Day 34: TVM Runtime & Deployment

Phase III · Week 5 · Day 34 of 70 · 2.5 hours

"The fastest compiler is useless if you can't ship the result. TVM's runtime is 100 KB of C — it runs anywhere a C compiler runs."

← Previous	Next →	📅 Week	🔷 Phase	📚 Curriculum
Day 33: TIR & Schedules	Day 35: Mini-Project — End-to-End TVM Compilation	Week 5: TVM Foundations	Phase III: Apache TVM Deep Dive	ML Compilers

Why This Matters

You've spent four days learning how TVM transforms computations — Relay for graphs, TE for operator declarations, TIR for loop nests. But a compiled kernel is just an artifact on disk until the runtime loads it, feeds it data, and orchestrates execution. TVM's runtime is deliberately tiny (~100 KB compiled C), runs without Python, and supports cross-compilation for devices you don't have locally. This lesson covers the complete path from tvm.build() to inference on an edge device — the "last mile" that determines whether your optimized model actually ships.

1. Runtime Architecture Overview

┌────────────────────────────────────────────────────┐
│                  Python API Layer                   │
│  relay.build()  →  Module  →  module.run()         │
└───────────────────────┬────────────────────────────┘
                        │ FFI (PackedFunc)
┌───────────────────────┴────────────────────────────┐
│               TVM Runtime (C++)                     │
│                                                     │
│  ┌──────────┐  ┌───────────┐  ┌─────────────────┐ │
│  │  Module   │  │ PackedFunc│  │    NDArray       │ │
│  │ (compiled │  │ (type-    │  │  (DLPack-based   │ │
│  │  kernels) │  │  erased   │  │   tensor)        │ │
│  │          │  │  callable) │  │                  │ │
│  └──────────┘  └───────────┘  └─────────────────┘ │
│                                                     │
│  ┌─────────────────────────────────────────────┐   │
│  │        Device API (LLVM / CUDA / OpenCL)    │   │
│  └─────────────────────────────────────────────┘   │
└─────────────────────────────────────────────────────┘

The Four Core Abstractions

Abstraction	Role	C++ Type
Module	Container for compiled functions	`tvm::runtime::Module`
PackedFunc	Type-erased callable (any signature)	`tvm::runtime::PackedFunc`
NDArray	N-dimensional tensor with device placement	`tvm::runtime::NDArray`
DLPack	Zero-copy tensor interchange format	`DLManagedTensor`

2. Module — The Compilation Unit

A Module is a collection of compiled functions. After tvm.build() or relay.build(), you get a Module containing all the kernels your model needs.

import tvm
from tvm import te
import numpy as np

# Simple vector add
n = 1024
A = te.placeholder((n,), name="A")
B = te.placeholder((n,), name="B")
C = te.compute((n,), lambda i: A[i] + B[i], name="C")
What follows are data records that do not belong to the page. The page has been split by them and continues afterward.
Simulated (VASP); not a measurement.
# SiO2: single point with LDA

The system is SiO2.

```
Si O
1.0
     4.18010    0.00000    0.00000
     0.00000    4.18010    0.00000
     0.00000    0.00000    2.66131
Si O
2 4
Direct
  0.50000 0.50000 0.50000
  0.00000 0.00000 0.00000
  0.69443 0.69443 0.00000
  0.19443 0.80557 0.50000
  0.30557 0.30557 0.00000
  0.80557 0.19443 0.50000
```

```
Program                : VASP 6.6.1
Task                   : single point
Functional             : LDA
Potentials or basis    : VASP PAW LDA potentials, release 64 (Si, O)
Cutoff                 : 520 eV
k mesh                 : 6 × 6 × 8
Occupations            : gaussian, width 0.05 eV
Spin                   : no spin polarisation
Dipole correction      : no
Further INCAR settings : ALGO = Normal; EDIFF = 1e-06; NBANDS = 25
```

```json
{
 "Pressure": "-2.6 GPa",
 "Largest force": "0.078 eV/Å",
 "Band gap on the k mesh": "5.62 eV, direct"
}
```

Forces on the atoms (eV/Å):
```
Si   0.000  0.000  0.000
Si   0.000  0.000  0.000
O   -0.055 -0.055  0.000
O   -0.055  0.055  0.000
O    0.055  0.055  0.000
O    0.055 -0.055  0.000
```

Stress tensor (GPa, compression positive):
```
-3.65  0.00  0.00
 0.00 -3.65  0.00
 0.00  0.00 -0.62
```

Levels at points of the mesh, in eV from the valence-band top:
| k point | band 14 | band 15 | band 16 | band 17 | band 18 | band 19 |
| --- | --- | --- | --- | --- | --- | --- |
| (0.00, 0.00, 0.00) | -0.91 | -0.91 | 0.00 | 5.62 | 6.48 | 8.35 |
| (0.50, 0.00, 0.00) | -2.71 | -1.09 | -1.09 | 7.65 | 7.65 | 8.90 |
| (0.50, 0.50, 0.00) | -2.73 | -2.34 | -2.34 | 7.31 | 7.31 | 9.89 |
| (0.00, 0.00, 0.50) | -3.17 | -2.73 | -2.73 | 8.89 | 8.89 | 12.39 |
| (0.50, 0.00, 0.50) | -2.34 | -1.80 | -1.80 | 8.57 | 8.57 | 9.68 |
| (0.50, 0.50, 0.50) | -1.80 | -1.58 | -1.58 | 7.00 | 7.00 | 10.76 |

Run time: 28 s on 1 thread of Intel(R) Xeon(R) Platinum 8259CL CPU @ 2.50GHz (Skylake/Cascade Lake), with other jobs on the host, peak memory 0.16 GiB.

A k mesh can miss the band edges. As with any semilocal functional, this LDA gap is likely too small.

s = te.create_schedule(C.op)
s[C].vectorize(C.op.axis[0])

# Build for CPU (LLVM backend)
mod = tvm.build(s, [A, B, C], target="llvm", name="vecadd")

# Module API
print(type(mod))           # <class 'tvm.driver.build_module.OperatorModule'>
print(mod.get_source())    # Shows LLVM IR or source code

# Call the compiled function
dev = tvm.cpu(0)
a = tvm.nd.array(np.random.randn(n).astype("float32"), dev)
b = tvm.nd.array(np.random.randn(n).astype("float32"), dev)
c = tvm.nd.array(np.zeros(n).astype("float32"), dev)
mod(a, b, c)  # execute!

np.testing.assert_allclose(c.numpy(), a.numpy() + b.numpy(), atol=1e-5)

Module Hierarchy

For complex models, modules form a tree:

Host Module (LLVM)
├── device_kernel_0 (CUDA)     ← GPU kernels
├── device_kernel_1 (CUDA)
├── __tvm_main__               ← entry point / graph executor
└── metadata                   ← shapes, dtypes, param names

3. PackedFunc — TVM's Universal Calling Convention

PackedFunc is TVM's secret weapon for FFI. It's a type-erased function that can be called from Python, C++, Rust, or JavaScript with any combination of argument types.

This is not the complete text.